Income Statement
The Parent Bank UBS AG Net profit decreased by CHF 10,809 million from a profit of CHF 6,558 million to a loss of CHF 4,251
million.
Income from investments in associated companies increased to CHF 2,592 million in 2007 from CHF 1,910 million in 2006 mainly
due to higher dividend distributions received. Losses resulting from the US residential mortgage market had a significant
impact on the income statement lines Depreciation, Provisions and Net trading income:
The increase of Depreciation from CHF 1,352 million in 2006 to CHF 8,660 million in 2007 mainly reflects write-downs of
investments in associated US companies.
Provisions of CHF 2,688 million were recognized in 2007 for commitments to capitalize subsidiaries that have a capital deficit.

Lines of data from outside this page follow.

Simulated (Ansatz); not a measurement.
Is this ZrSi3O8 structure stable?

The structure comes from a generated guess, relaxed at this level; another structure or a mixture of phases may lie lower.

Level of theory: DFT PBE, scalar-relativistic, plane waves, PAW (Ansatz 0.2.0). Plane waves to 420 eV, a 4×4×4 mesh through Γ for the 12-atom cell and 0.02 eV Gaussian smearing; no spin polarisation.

Net trading income decreased from CHF 9,467 million in 2006 to CHF 2,767 million in 2007, which mainly reflects losses in
the fixed income business.
The increase in Extraordinary income and decrease in Extraordinary expenses are explained on page 129.
Balance Sheet
UBS's Parent Bank total assets stood at CHF 1,598 billion on 31 December 2007, up slightly from CHF 1,586 billion on 31 December
2006. The total asset rise of CHF 12 billion was caused by higher inter-bank lending (which includes loans and collateral
trading) of CHF 88 billion and Liquid Assets of CHF 6 billion. These increases, however, were almost offset by decreases in
customer and mortgage loans (down CHF 54 billion), in positive replacement values on derivative instruments (down CHF 14 billion),
in money market paper (down CHF 13 billion) and a decline in investments in associated companies of CHF 6 billion due to write-downs
of investments in US subsidiaries.
Interbank Lending
In due from banks, on demand volume rose by CHF 39 billion partially due to higher funding needs of our bank subsidiaries
in the European Region, combined with an increase to non-UBS related banks in the same region and to a lesser extent in the
Americas Region. During 2007, due from banks on time slightly declined by CHF 5 billion. In addition, Inter-bank collateral
trading grew by CHF 54 billion due to trading with UBS subsidiaries, in particular in the two Regions Europe and Asia, and
with third party clients.
Customer Lending
The customer loan drop of CHF 42 billion was due to lower funding needs of UBS subsidiaries, predominately related to the
reintegration of positions held by Dillon Read Capital Management subsidiaries, which are no longer funded by the UBS Parent
Bank. In addition, loans secured by mortgages declined (CHF 12 billion) driven by the downturn in the US mortgage market and
the exit of certain US legacy positions which were built up by Dillon Read Capital Management.